/Berkeley_Capstone_Project

This is my Berkeley Machine Learning and AI Course Final Project

Primary LanguageJupyter Notebook

Predicting Crude Spreads using Fundamental Data

Introduction

The project involves building a Deep learning model using Long Short Term Memory (LSTM) and Gated Recurrent Unit (GRU) models on time series data, to predict future Oil prices, primarily the front month Brent spread i.e the difference in prices between the front month Brent futures contract and the second month futures contract. This will give my organization an edge over others and to extract alpha in an inefficient market. This is also useful as we live in a world where huge amounts of data exist and not enough tools have been developed to harness the usefulness and efficiencies from these data sources.

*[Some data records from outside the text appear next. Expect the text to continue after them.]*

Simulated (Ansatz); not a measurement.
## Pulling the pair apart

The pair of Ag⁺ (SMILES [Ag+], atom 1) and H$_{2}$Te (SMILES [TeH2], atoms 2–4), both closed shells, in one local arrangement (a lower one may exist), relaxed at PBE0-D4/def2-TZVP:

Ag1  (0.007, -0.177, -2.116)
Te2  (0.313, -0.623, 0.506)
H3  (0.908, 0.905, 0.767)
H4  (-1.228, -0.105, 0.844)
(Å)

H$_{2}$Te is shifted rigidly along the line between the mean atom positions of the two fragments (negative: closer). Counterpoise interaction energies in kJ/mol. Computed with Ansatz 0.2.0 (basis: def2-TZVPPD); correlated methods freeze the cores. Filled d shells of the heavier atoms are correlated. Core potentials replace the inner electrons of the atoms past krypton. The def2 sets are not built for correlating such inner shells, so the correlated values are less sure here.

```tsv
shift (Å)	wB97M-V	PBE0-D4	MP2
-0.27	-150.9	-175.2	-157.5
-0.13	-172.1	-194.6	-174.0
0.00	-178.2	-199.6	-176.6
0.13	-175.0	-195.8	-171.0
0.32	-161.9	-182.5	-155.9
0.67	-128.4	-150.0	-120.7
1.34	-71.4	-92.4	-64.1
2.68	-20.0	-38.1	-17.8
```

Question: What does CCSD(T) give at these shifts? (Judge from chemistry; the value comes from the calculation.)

Data Sources and Types of Fields

The data has been kindly provided by my company's analytics team where these data are collected from various sources, cleaned, and stored. I access this data using an API provided by the team. The type of data includes

  1. Crude Oil Monthly Production volumes by Country
  2. Crude Flows from Country to Country for major exporters and importers
  3. Refinery Runs for major refiners
  4. Lost Production capacity due to Refinery Turnarounds (Crude Distillation Unit maintenance)
  5. Crude Oil Inventories
  6. Prices for Crude, Naphtha, Gasoil, Gasoline, RBOB and JET (products)

Expected Outcomes

The outright Crude prices are difficult to predict. The front month spread, which is the difference between the front month Brent Crude futures contract and the second month Brent futures contract react to the short and medium term supply demand fundamentals in the market. Hence the column in the data set ‘Brent_Diff’ is chosen as the target variable. The model is being developed to see if changes in any of the above inputs such as Crude Production, refinery runs, product prices etc can be used to predict this Front month spread.

Models Used

The following deep learning models are used to train and predict Brent Differential between the first and second months.

  1. LSTM (Long Short Term Model)
  2. GRU (Gated Recurrent units)

Both of the above are part of the wider Recurrent Neural Networks (RNNs) that can be used for processing sequential data

Preview of the Target Variable (Brent_Diff)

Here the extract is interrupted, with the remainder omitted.